Spotlight for this week is on SBMAT Ambassador, Erin Sublett. Her story really struck a chord with me. She is an amazing woman turning one of the greatest losses into inspiration for others. Proud to have her on the Team, and inspired by her mission.
“I still wholeheartedly consider myself a Swim Bike Mom, though my little one is not here, and I hope to encourage others who have experienced loss to find hope and healing through triathlon…”
City/State: San Diego, CA
Age Group: 31-35
Biggest Inspiration: My husband. He is strong and supportive, just an amazingly loving man. He supports me in all of my training and pushes me to achieve my best. He loves to find me at the last mile of a race and “encourage” me to finish strong and hard. He’s also quite fast and I want to eventually beat him in something!
Scary 2015 Goal: Vineman 70.3, I always enjoy running 13.1 miles in 90 degree heat! Oh, and did I mention 2000 feet of climbing? Love running hills, hate biking hills.
How Triathlon Changed Me: Triathlon has been a big part of my life for the last two years. My love for running began a few years before I even knew what triathlon was. My husband and I were unhappy and it showed in how we treated each other and how we took care of ourselves. He started running and in an effort to spend time with him, I picked up the habit as well.
Before we knew it, our marriage was repairing itself, and we both lost over 70lbs each. Now being healthy and happy should be enough, but of course we wanted another challenge. So my husband started triathlon and, again, I had to keep up, so I started as well and fell in love! Triathlon has challenged me in more ways than I expected, allowing my husband and I to flourish in both our relationship and health. We have also found it to be an amazing and supportive community to be a part of.
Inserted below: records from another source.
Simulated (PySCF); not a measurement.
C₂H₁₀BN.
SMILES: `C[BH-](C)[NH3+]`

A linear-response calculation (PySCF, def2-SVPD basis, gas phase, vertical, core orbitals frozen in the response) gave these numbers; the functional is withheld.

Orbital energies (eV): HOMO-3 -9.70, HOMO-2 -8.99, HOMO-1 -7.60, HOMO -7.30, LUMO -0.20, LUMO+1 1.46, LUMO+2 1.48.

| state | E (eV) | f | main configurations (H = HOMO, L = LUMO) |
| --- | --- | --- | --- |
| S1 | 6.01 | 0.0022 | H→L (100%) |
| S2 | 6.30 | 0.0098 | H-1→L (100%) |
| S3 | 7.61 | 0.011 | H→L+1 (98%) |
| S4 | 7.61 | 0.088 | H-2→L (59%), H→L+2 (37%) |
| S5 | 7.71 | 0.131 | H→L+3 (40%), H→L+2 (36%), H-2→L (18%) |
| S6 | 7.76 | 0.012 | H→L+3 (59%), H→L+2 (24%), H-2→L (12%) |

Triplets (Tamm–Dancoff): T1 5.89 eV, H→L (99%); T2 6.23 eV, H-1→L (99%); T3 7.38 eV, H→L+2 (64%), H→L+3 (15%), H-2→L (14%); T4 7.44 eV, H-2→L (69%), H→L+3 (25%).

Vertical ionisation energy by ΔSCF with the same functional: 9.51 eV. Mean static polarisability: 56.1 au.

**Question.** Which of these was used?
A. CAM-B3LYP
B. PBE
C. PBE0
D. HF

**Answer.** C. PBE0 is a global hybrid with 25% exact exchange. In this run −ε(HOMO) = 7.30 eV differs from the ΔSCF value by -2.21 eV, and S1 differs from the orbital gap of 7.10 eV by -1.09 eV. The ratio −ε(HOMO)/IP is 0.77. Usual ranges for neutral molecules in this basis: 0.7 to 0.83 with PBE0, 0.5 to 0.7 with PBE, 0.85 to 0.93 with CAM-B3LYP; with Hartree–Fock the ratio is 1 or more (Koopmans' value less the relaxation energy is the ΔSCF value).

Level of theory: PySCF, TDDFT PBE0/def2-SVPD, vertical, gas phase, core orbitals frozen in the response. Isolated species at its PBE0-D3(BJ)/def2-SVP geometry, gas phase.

I Race For: My daughter, Reagan. I used to race for myself, and then I found a love that is greater than all: the love for my daughter. I found out I was pregnant for the first time in December of 2013, a day of amazement and joy as we had worked very hard to start a family. Triathlon took a back seat for me while I was pregnant, but supported my husband through his first Ironman. After a beautiful and uncomplicated pregnancy, we heard the most devastating words at our daughter’s 35th week, “there is no heartbeat.”
My world ended as I knew it. We delivered a beautiful sleeping baby girl on July 22nd, 2014. I have never experienced such pain and sorrow, but I have also experienced a deeper love that I could ever have imagined. For this, I know I have to heal, I have to keep moving forward, I have to honor my daughter. I race for her, for the time she didn’t have here on earth, the steps she will never take. I do this for her.
Favorite Piece of Gear: I have fun with my gear and I get excited when I get new stuff! I love my Asics Gel-OS trainers, I love my Felt B12 bike lovingly named “Tink” – short for Tinkerbell, and I enjoy my yoga mat when I need a moment to breath.
How I Pay It Forward: I have unwillingly joined the Infant and Pregnancy Loss world, but have found the most amazing support and wonderful people through this.
I hope to open up conversations about miscarriage and stillbirth and how it truly is a loss of a child and should be honored.
I still wholeheartedly consider myself a Swim Bike Mom, though my little one is not here, and I hope to encourage others who have experienced loss to find hope and healing through triathlon.
What Else You Should Know About Me: I feel as my daughter’s death has changed me. I used to think of myself as fun-loving, spontaneous, encouraging . . . now I’m not sure what I think of myself. I’m trying to be strong, trying to be motivated, trying to not fall apart.
In the real world, I work as a trauma and neurology nurse, I love to rock climb, attempting to be a yogi. Traveling is a passion and love to race wherever I go. Today, I write about my loss, I cry, I sleep, I hold my daughter’s only blanket. I get up to go to yoga and I’ve done a few runs.
Grief is hard.
I’ve been told it never gets easier; you just get better at it. So that is what I am doing, I’m getting better at it.